Here is a function:
$$\frac{e^{ax}-e^x-x}{x^2}$$
In which $a$ is a coefficient. The problem whats us the value for $a$ which gives a finite value for the limit,
$$\lim_{x\to0}\frac{e^{ax}-e^x-x}{x^2}$$
How to find that value? I first though that the degree of the numerator must be equal to that of the denominator. but I don't know what the definition of degree is for $e^x$.
Even if I knew, I couldn't find the limit.
On
HINT:
As $e^y=\sum_{r=0}^\infty\dfrac{y^r}{r!}$
$$e^{ax}-e^x-x=1-1+x(a-1-1)+x^2\cdot\dfrac{a^2-1}2+\text{terms containing higher powers of }x$$
On
Applying once L'Hôpital yields $$\lim_{x\to0}\frac{a e^{ax}-e^x-1}{2x},$$ which can be finite only if the numerator tends to $0$, i.e. $a=2$. Another application, with this assumption, shows that the limit is finite iff $a=2$.
On
While Appreciating others' answers, with the help of Olivier Oloa, I post my own solution.
$$e^{ax}=1+ax+\frac{a^2}{2}x^2$$
$$e^{x}=1+x+\frac{1}{2}x^2$$
$$\frac{e^{ax}-e^x-x}{x^2}=\frac{(a-2)+(\frac{a^2}{2}-1)x}{x}$$
We want a finite limit, so $\frac{a^2}{2}-1=1$ and $a-2=0$. Which both lead to $a=2$.
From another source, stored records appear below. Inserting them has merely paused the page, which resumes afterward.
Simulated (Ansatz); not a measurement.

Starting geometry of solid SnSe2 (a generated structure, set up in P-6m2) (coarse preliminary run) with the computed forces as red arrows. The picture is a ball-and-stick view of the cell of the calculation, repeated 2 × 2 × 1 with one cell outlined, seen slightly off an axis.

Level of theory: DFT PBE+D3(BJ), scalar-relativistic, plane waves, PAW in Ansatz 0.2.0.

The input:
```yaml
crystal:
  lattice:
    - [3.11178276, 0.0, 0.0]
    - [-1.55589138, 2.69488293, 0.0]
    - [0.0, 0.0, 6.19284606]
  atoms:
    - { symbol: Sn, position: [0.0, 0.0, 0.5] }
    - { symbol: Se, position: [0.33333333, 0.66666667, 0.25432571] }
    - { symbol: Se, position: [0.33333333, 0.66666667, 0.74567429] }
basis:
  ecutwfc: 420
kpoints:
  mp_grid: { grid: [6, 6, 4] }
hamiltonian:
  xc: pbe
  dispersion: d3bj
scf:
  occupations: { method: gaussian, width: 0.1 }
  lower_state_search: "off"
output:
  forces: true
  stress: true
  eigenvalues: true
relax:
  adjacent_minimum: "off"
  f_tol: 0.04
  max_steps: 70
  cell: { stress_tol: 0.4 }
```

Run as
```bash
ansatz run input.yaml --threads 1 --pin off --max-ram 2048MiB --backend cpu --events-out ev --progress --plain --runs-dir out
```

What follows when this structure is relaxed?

Evaluating the limit again with known $a$,
$$\lim_{x\to0}\frac{e^{2x}-e^x-x}{x^2}=\frac{1+2x+2x^2-1-x-\frac12x^2}{x^2}=\frac{(2-\frac12)x^2}{x^2}=1.5$$
Hint. One may recall that, as $u \to 0$, by the Taylor series expansion one has, $$ e^u=1+u+\frac{u^2}2+O(u^3). $$ Can you take it from here?